Prime Minister Hun Sen called the temple’s designation “a new pride for the people of Cambodia,” in a statement.
Hor Namhong, Cambodia’s deputy prime minister and minister of foreign affairs, yesterday told reporters that the UNESCO decision had been unanimous, with all 21 members of the World Heritage Site Committee voting to register Preah Vihear as a World Heritage Site.
“This is a success of the Cambodian government … and also a
success of Cambodian civilization and
culture,” he said.
Hor Namhong emphasized that the listing of Preah Vihear does not affect sovereignty, with neither nation losing “even one centimeter” of territory. He criticized the politicization of the Preah Vihear issue, branding those raising allegations of encroachment “stupid politicians.” Hor Namhong claimed relations between Cambodia and Thailand remain good, though he declined to say when the nearest border crossing to Preah Vihear will be reopened.
The border crossing was closed after Thai protestors gathered there demanding the “return” of Preah Vihear to Thailand, along with Siem Reap and Battambang provinces.
The UNESCO draft decision obtained by The Mekong Times called Preah Vihear “an outstanding masterpiece of Khmer architecture in terms of plan, decoration and relationship to the spectacular landscape environment.”
Legal protection of the site was “adequate,” UNESCO found, but further archaeological research currently underway “could result in new significant discoveries that might enable consideration of a new transboundary nomination, that would require the consent of both Cambodia and Thailand.”
The draft decision urged Thai-Cambodian cooperation to safeguard the site, as “the peoples of the surrounding region have long treasured the Temple of Preah Vihear.”
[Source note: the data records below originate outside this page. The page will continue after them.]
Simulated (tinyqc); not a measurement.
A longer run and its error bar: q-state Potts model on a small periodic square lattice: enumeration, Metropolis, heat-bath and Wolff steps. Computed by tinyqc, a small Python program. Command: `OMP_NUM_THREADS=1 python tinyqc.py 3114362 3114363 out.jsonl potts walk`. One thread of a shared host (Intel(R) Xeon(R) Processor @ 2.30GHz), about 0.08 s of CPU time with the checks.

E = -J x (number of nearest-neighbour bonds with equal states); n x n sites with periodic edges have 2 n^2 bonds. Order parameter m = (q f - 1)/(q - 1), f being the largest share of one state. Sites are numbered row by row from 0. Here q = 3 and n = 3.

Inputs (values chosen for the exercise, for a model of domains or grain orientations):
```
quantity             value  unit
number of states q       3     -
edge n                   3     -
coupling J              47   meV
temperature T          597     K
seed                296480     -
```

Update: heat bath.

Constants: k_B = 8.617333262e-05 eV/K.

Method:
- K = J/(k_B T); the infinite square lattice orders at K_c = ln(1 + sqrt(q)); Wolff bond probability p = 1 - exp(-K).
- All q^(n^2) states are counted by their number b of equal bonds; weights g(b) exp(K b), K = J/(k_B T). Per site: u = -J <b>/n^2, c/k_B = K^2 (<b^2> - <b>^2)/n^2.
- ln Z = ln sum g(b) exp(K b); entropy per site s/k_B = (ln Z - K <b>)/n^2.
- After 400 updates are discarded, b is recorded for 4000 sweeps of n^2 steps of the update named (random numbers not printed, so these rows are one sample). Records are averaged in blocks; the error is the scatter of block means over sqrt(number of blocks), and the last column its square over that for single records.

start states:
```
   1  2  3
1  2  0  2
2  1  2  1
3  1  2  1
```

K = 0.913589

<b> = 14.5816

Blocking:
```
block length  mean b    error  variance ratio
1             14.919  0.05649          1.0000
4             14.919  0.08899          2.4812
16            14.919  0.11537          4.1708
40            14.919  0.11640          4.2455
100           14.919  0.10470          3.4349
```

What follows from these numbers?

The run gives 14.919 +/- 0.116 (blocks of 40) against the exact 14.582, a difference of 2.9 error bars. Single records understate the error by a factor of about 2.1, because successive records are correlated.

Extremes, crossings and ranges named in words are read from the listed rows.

UNESCO noted that “the property proposed for inscription is reduced and comprises only the Temple of Preah Vihear and not the wider promontory with its cliffs and caves.”
This meant that “the integrity of the property has to a degree been compromised by the absence of part of the promontory from the perimeter of the property,” because “the attributes of the property comprise the temple complex.”
Preah Vihear temple is the second World Heritage Site in Cambodia, after Angkor Wat, which was listed in 1992.